After doing a DCF valuation of the Hyundai-Beijing Motor project, we get a positive NPV of $152,633,450 for the 8 year project. Although this valuation may not be entirely accurate because factors like inflation, political, social and economic risk are not wholly accounted for, we believe that it is a reasonable and rational valuation and will offer a reference point for the project. In the business world, especially in the emerging markets, anything can happen. What Hyundai must realize when investing so heavily in China, is that if the project fails for some reason, weather it be because of macro or micro factors, it will be a sunk cost. Rarely will you find other companies or countries that are willing to buy a plant that is in distress. Keeping all this in mind, Hyundai must make a decision on their plans for the 2005 expansion. It is our belief that Hyundai should venture into this relatively new emerging market to capture the market and benefit from the first mover advantage. Though the risks involved into this project are great, the benefits that can be reaped outweigh the risk in our opinion.

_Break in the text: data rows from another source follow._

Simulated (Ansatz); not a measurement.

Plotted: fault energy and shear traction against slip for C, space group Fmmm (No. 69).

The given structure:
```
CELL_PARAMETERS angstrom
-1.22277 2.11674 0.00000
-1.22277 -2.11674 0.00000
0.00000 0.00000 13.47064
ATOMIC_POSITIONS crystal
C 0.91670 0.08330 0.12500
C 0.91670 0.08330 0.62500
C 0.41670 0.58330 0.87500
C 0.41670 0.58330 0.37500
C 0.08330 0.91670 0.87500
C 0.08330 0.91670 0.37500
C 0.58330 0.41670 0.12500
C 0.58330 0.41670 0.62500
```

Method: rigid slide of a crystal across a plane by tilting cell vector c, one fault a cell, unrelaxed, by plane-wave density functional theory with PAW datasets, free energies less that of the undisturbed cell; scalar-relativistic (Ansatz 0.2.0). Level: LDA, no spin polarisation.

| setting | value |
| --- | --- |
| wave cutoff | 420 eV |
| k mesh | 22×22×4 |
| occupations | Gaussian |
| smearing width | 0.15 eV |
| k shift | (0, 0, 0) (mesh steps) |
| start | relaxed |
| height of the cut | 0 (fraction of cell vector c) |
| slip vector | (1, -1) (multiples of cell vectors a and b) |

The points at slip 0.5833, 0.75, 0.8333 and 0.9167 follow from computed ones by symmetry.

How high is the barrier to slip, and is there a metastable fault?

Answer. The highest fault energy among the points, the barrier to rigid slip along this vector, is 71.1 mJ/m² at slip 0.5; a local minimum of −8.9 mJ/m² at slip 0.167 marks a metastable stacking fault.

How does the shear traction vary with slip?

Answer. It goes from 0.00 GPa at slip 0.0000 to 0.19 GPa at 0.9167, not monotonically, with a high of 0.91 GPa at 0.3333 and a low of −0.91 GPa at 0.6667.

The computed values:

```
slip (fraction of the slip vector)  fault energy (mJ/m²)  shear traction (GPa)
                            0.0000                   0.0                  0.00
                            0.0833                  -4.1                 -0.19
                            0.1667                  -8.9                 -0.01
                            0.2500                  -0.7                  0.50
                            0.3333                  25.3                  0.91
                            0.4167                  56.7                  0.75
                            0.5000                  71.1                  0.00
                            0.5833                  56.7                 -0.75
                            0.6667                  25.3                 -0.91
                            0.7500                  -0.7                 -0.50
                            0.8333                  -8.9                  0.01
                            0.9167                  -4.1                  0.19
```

Ultimately, Hyundai will have to form synergies with Beijing Motor and the Chinese government on all levels of business and production. Management must make a deliberate effort to adapt to this environment for the two companies to be successful. However, Hyundai has already invested in four other plants in China and will have invaluable knowledge obtained through those investments to benefit their biggest investment in this venture with Beijing Motor. Consequently, Hyundai’s attraction for investor’s in the US and abroad will increase substantially. In our previous valuation of Hyundai Motor Corp, we determined that the company was undervalued. Their operations in China and other emerging markets will only increase their firm value, contributing to the stability and attractiveness of the firm for investors.